Joseph A. Booker, Minister born

Joseph A. Booker

*Joseph Booker was born on this date in 1859. He was a Black editor, educator, minister, and community leader.

Born a slave in Old Portland, east of modern Arkansas, Joseph Albert Booker was the son of Albert and Mary (Punchardt) Booker, who were slaves on the large Bayou Bartholomew plantation of John P. Fisher. Booker’s mother died shortly after his birth.  According to one source, when Booker was three, his father, a man with “some knowledge of books,” died when his slave master whipped him to death for urging his fellow slaves to revolt by “teaching them to read.”  At the end of the American Civil War, Booker, then a child, was placed in the care of his maternal grandmother, Emma Fisher. Even at this early age, he showed a remarkable aptitude. With the opening of public schools, he was one of the first pupils enrolled.

Despite the difficulty Blacks had to obtain an education, Booker studied at every school within his reach in Ashley County.  At seventeen, he was a teacher on the Harris plantation in Ashley County.  At about the same time, he became licensed to preach as a Baptist minister.  From 1878 until 1881, he attended Branch Normal College, now the University of Arkansas at Pine Bluff (UAPB) in Jefferson County. Here, he came under the tutelage of Professor Joseph C. Corbin.  In 1881, Booker moved to Nashville, Tennessee, to attend Roger Williams University, enrolling in the “classic course.” He graduated from that institution with a bachelor’s degree in 1886.
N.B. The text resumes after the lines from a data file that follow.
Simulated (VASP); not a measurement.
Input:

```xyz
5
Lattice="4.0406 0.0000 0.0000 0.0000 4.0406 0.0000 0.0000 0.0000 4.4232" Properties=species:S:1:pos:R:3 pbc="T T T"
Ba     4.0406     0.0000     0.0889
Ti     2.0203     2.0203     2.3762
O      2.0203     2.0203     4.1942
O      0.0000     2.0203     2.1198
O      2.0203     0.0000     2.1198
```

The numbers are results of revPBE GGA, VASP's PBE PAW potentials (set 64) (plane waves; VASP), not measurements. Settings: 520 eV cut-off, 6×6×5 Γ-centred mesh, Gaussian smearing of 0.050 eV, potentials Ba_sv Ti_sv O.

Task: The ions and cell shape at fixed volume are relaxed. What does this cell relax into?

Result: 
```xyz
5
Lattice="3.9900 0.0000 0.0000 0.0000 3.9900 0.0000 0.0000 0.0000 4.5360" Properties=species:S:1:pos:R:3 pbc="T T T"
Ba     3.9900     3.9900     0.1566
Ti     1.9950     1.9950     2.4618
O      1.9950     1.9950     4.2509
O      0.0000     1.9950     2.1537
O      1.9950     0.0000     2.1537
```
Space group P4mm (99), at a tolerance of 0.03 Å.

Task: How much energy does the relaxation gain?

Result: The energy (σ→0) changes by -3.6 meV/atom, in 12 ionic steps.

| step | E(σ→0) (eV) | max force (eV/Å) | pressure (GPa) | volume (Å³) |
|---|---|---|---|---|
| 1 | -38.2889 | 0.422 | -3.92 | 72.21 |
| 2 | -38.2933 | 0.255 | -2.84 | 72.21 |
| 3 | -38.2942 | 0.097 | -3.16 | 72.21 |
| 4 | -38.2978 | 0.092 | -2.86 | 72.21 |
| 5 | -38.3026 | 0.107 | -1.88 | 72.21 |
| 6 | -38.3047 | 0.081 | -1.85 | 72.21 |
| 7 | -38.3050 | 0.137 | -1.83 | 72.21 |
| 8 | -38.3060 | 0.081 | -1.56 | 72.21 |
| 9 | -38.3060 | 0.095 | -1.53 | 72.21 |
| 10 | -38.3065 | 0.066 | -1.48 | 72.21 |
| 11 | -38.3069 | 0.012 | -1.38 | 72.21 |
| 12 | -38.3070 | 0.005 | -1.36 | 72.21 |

He returned to his home in south Arkansas and turned his attention to full-time preaching. He soon received an appointment as State Missionary for the Arkansas Negro Baptist Convention and the American Baptist Home Missionary Society.  He was ordained as a Baptist minister by the “No. 2” Baptist Church in Portland on August 22, 1886.  Within the year, he was chosen as the first president of the newly established Arkansas Baptist College in Little Rock (Pulaski County), a position he would hold until his death.  At the same time, he began a long tenure as editor of the state’s Black Baptist newspaper, the Baptist Vanguard, published in Little Rock.  In June 1887, he married Mary Jane Caver. The couple had eight children.

Booker undertook his new tasks with such spirit and determination that, before long, he became widely known for “his industry and culture” throughout the community. In 1891, he was one of the leaders in the black community’s opposition to the “separate coach” law. Throughout his life, he was one of the state’s strongest advocates for Black citizens’ “self-help” education.  At the same time, he worked tirelessly to foster a “spirit of goodwill” within the Black community toward the white establishment.  He worked with Booker T. Washington to further these goals and often hosted him when he visited Little Rock.  From 1911 to 1913, he served on the Little Rock “Colored Vice Commission,” which sought to clean up Little Rock’s notorious red-light districts.

In 1919, shortly after the outbreak of the Elaine Race Riot in eastern Arkansas, Booker accepted an appointment by Governor Charles H. Brough to the Arkansas Commission on Race Relations.  Although more militant Black leaders criticized his lack of activism, Booker used his position on the commission to promote “interracial justice” for all of the state’s citizens. Early in September of 1926, Booker, seemingly in good health, left Little Rock to attend the National Baptist Convention in Fort Worth, Texas.  On September 9, 1926, he was suddenly stricken with a heart attack and died within a few minutes.  His body was returned to Little Rock, and he was buried in the Haven of Rest Cemetery.